In [26]:
import pandas as pd 
import os
import numpy as np
from skimage.io import imread
from sklearn import svm
from sklearn.model_selection import KFold
from sklearn.metrics import accuracy_score, classification_report
from sklearn.model_selection import GridSearchCV


## Dataset preparation

In [2]:
df = pd.read_csv('/home/giorgia/Desktop/MAI/Thesis/patch_info.csv')
len(df[df.plastic!=-1])

1161

In [3]:
df = pd.read_csv('/home/giorgia/Desktop/MAI/Thesis/patch_info.csv')
df = df[df.plastic!=-1]
df_plastic = df[df.plastic==1].reset_index()
df_noplastic = df[df.plastic==0].reset_index()
len(df_plastic), len(df_noplastic)

(567, 594)

In [4]:
partition = 0.89

rand_ind_p = np.random.randint(0, len(df_plastic), int(partition*len(df_plastic)))
rand_ind_np = np.random.randint(0, len(df_noplastic), int(partition*len(df_noplastic)))
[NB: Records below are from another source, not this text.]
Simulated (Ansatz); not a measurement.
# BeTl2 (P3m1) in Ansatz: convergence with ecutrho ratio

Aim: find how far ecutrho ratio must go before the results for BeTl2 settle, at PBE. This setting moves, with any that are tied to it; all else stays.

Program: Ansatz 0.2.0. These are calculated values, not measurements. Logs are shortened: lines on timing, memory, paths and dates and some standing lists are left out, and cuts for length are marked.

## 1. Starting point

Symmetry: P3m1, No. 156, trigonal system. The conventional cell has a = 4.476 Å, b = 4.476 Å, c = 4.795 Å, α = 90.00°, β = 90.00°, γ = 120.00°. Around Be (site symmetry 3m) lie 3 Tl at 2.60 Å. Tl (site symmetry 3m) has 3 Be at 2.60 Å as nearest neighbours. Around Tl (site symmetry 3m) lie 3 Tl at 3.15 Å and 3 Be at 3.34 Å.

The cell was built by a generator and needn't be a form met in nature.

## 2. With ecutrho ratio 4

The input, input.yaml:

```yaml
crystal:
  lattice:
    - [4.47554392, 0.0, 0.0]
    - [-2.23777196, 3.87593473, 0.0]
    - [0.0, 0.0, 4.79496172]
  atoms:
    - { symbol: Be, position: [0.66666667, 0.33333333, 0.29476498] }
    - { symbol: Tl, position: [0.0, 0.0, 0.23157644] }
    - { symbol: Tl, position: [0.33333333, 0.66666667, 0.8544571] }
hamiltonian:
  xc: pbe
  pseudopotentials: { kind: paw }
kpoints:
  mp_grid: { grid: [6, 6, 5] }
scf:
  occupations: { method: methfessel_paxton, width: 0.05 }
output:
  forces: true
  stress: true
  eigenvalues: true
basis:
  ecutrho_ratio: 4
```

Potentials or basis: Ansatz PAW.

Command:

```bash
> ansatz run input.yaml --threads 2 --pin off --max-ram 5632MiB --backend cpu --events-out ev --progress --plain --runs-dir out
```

training_set = pd.concat([df_plastic.loc[rand_ind_p, ['patch_filename', 'plastic']], df_noplastic.loc[rand_ind_np, ['patch_filename', 'plastic']]]).reset_index()
validation_set = pd.merge(df.loc[:, ['patch_filename', 'plastic']], training_set, indicator=True, how='outer').query('_merge=="left_only"').drop(['_merge','index'], axis=1).reset_index()

len(training_set), len(validation_set)

(1032, 452)

In [5]:
def prepareData(df):
    data = []
    labels = []
    patches_path = '/home/giorgia/Desktop/MAI/Thesis/images/patches/'
    for i in range(len(df)):
        patch_filename = os.path.join(patches_path, os.path.basename(df.loc[i, 'patch_filename']))
        #im = np.amax(imread(patch_filename), axis=2) # maximum intensity projection
        im = imread(patch_filename)
        if im.shape == (256, 256, 3):
            feat, _ = np.histogram(im, bins = 100)
            data.append(feat)
            labels.append(df.loc[i, 'plastic'])
    return data, labels


In [6]:
training_data, training_labels = prepareData(training_set)
test_data, test_labels = prepareData(validation_set)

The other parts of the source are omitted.